Roubini: A Disgrace and a Rip-Off
Congressional Democrats (and others, to be fair) have frequently referred to Fed Chair Bernanke’s expertise on the Great Depression as an argument for the proposed bailout plan from Treasury and Congress. Bernanke is a smart guy and an accomplished academic, but in the crisis at hand (which we recently argued is not a repeat of the Great Depression), we place more credence in economist Nouriel Roubini, who has been calling the credit crisis for some time. According to Roubini, the rescue plan as currently conceived is a "disgrace" and a "rip-off":
…the claim by the Fed and Treasury that spending $700 billion of public money is the best way to recapitalize banks has absolutely no factual basis or justification. This way of recapitalizing financial institutions is a total rip-off that will mostly benefit – at a huge expense for the US taxpayer – the common and preferred shareholders and even unsecured creditors of the banks. Even the late addition of some warrants that the government will get in exchange of this massive injection of public money is only a cosmetic fig leaf of dubious value as the form and size of such warrants is totally vague and fuzzy.
So this rescue plan is a huge and massive bailout of the shareholders and the unsecured creditors of the financial firms (not just banks but also other non bank financial institutions); with $700 billion of taxpayer money the pockets of reckless bankers and investors have been made fatter under the fake argument that bailing out Wall Street was necessary to rescue Main Street from a severe recession. Instead, the restoration of the financial health of distressed financial firms could have been achieved with a cheaper and better use of public money.
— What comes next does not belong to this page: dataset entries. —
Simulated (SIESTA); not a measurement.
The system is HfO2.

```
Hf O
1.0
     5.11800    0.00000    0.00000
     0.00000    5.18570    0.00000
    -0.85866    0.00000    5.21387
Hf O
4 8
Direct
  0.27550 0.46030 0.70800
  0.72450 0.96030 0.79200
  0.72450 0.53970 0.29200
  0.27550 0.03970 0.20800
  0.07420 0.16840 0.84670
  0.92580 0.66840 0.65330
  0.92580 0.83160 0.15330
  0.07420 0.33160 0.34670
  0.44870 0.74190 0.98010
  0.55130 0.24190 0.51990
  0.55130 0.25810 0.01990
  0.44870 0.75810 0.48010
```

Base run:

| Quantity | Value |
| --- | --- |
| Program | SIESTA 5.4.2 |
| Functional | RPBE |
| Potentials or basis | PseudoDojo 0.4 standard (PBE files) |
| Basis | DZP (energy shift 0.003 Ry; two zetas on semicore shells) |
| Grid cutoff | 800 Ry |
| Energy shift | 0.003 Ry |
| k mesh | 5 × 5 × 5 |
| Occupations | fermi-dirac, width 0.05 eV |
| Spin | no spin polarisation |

This makes us more confident in our assessment that the electorate (and the House members who listened to them) are "smarter" than the group of people who drafted the plan. Something needs to be done, but doing it poorly could be worse than doing nothing, as painful as that might be. Michael Lewitt apparently agrees with that argument. He echoes the advice we offered in a client note this morning, which is to breathe deeply and relax–the best thing to do in a panic. He also garners our admiration by quoting Thomas Kuhn.
On a side note, we also agree with him that the income gap (more properly the compensation gap) is a legitimate social concern. But we disagree with the rather simple prescription of higher marginal tax rates as the best way to rein it in. Consider that the gap accelerated in the 1990s following legislation that capped the deductibility of executive salaries at $1,000,000. That led to the expanded use of derivative compensation, which made the leverage gimmicks that Lewitt describes almost inevitable. He sounds to me like a Bill Gates or Warren Buffet, someone who seems to believe that, because they are willing to endure a much higher marginal tax rate, everyone else in their income bracket would be too. When the total tax burden on income is accounted for, it becomes exceedingly unlikely. That said, we think the income tax is the least of our tax code concerns. Complete overhaul would be nice, but short of that, we need to focus on the anti-competitive and distorting nature of corporate taxes.